Monday of Holy Week
“Why wasn’t this ointment sold for three hundred denarii, and the money given to the poor?” He said this, not because he cared about the poor, but because he was a thief; he was in charge of the common fund and used to help himself to the contributions.
Judas’ criticism in today’s gospel reading demonstrated his attempt at disguising his treachery with an impelling cause that seemed absolutely noble. His specious objection, hidden under its apparent common sense and charitableness, was oddly observed by other disciples and documented subsequently by the author of this gospel. I wondered if the author had already seen through Judas’ ploy during the dinner in Bethany, or as a consequent realisation in hindsight after connecting the dots post-betrayal.
Many Christians are willing to talk about their faith, their sense of self-righteousness and observation of the church teachings. Unfortunately, not all of those are obediently translating their faith into the actions and conduct commanded by the Lord. The hearers and preachers of God’s Word don’t always represent the faithful doers of the same Word. As the saying goes, “Talk is cheap.” It is one thing to say we love the Lord or we should do more to help the poor. But it is an entirely different thing to be doers of His Word by loving humanity and actually serving others in need. It is of no coincidence that today’s gospel featured Martha, the epitome of the doer who showed her love via her actions in serving wholeheartedly. We do Martha less than justice if we do not honour her and recognise that her kind of service is true service. Similar to Martha, many of us may not be able to rise to the heights of Jesus’ loftiest teachings, but at any rate, do humble, practical service in parishes; working laboriously in kitchens and workshops.

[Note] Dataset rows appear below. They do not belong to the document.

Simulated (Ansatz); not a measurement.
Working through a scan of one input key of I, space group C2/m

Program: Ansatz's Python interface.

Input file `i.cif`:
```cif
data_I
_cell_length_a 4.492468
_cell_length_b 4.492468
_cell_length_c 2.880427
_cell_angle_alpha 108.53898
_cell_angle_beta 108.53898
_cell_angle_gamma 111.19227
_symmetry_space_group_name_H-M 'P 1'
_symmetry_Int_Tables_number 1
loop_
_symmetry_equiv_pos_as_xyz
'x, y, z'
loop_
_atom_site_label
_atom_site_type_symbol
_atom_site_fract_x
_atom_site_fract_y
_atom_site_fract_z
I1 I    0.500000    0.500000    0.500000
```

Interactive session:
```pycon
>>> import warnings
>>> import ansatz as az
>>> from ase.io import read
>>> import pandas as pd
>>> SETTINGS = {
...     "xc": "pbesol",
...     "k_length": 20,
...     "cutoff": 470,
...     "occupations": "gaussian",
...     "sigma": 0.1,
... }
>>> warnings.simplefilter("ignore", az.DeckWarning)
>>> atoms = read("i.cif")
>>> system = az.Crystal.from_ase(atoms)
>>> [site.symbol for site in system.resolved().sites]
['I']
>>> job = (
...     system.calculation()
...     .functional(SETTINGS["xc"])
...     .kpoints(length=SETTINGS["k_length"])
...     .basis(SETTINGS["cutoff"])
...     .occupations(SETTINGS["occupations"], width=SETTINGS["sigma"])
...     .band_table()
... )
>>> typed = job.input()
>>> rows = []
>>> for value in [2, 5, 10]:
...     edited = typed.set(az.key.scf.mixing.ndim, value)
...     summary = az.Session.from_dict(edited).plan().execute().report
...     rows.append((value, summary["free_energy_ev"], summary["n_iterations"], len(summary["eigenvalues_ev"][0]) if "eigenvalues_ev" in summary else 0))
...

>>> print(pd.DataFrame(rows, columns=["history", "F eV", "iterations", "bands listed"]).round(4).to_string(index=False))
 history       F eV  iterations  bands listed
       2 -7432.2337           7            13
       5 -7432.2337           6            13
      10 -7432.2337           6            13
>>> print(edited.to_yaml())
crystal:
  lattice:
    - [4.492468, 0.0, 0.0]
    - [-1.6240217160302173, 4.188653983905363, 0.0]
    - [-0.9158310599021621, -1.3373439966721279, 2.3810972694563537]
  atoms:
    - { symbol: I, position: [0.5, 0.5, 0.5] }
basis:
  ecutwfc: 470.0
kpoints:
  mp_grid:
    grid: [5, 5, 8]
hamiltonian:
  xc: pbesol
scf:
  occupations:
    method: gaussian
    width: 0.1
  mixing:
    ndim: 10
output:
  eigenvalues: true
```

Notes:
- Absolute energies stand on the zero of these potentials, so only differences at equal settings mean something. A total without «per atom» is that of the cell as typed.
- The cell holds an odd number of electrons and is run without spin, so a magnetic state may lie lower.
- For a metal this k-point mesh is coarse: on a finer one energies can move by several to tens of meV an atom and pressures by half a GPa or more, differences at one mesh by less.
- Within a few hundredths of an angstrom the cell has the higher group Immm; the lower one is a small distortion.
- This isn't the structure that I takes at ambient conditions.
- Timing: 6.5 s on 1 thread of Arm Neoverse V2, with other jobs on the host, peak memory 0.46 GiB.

We may not harbour the same despicable ruse as Judas, but oftentimes, I think we would fall into the category of being a ‘point and click activist’, one that does not actually engage in efforts to help others. This modern-day phenomenon has amassed thousands of critics hiding behind their keyboards, condemning organisations or the society on the lack of support for the needy or a waste of donations, while at the same time, not doing much for the poor themselves and decrying other enthusiasts for being unpractical. The Internet has introduced a new age of mass participation and personal activism in which anyone can be a message maker or fund-raiser and mobilise thousands of people. As more voices clamour for attention, the result isn’t just more noise in the public arena, but more polarised opinions dividing the society. The current stack of online tools and platforms is especially good at organising attempts to discredit and criticise as opposed to synthesising solutions for genuine help.
I recall an article a few months ago where David Beasley, the director of the United Nations’ World Food Programme, laid out a suggestion to spend $6.6 billion to combat world hunger and called out Elon Musk to “step up and help, on a one-time basis” to resolve the food crisis. The apparent claim is that the $6 billion program, which constituted only 2% of Elon’s net worth, would be able to resolve the global hunger crisis and save 42 million people suffering from famine. While the proposal sounds rewarding, there isn’t a transparent and detailed system in place to account for how the money will solve world hunger. Even though this article may not have a direct correlation to the gospel passage and in no way alluding to any schemes identical to that of Judas, it emphasises the need to not just have a practical plan, but to execute in reality in order to bring about the goodness it advocates. Little wonder that our Catholic church has always highlighted that faith and good works go in tandem. Elon Musk may not have responded to the proposal from the UN WFP, but his sizeable donations over the years and the recent deployment of Starlink satellite internet stations to the Ukrainians demonstrated concrete actions to truly help those in need.
(Today’s OXYGEN by Dylan Tan)
Prayer: Heavenly Father, we come to you in need of your peace and truth to soothe our hearts and spirits in these turbulent times. Please constantly remind us of your everlasting love, healing and grace and thank you for the gift of our saviour Jesus. Amen.
Thanksgiving: Thank you Father, for setting us free from our burdens and being with us every single moment of our lives.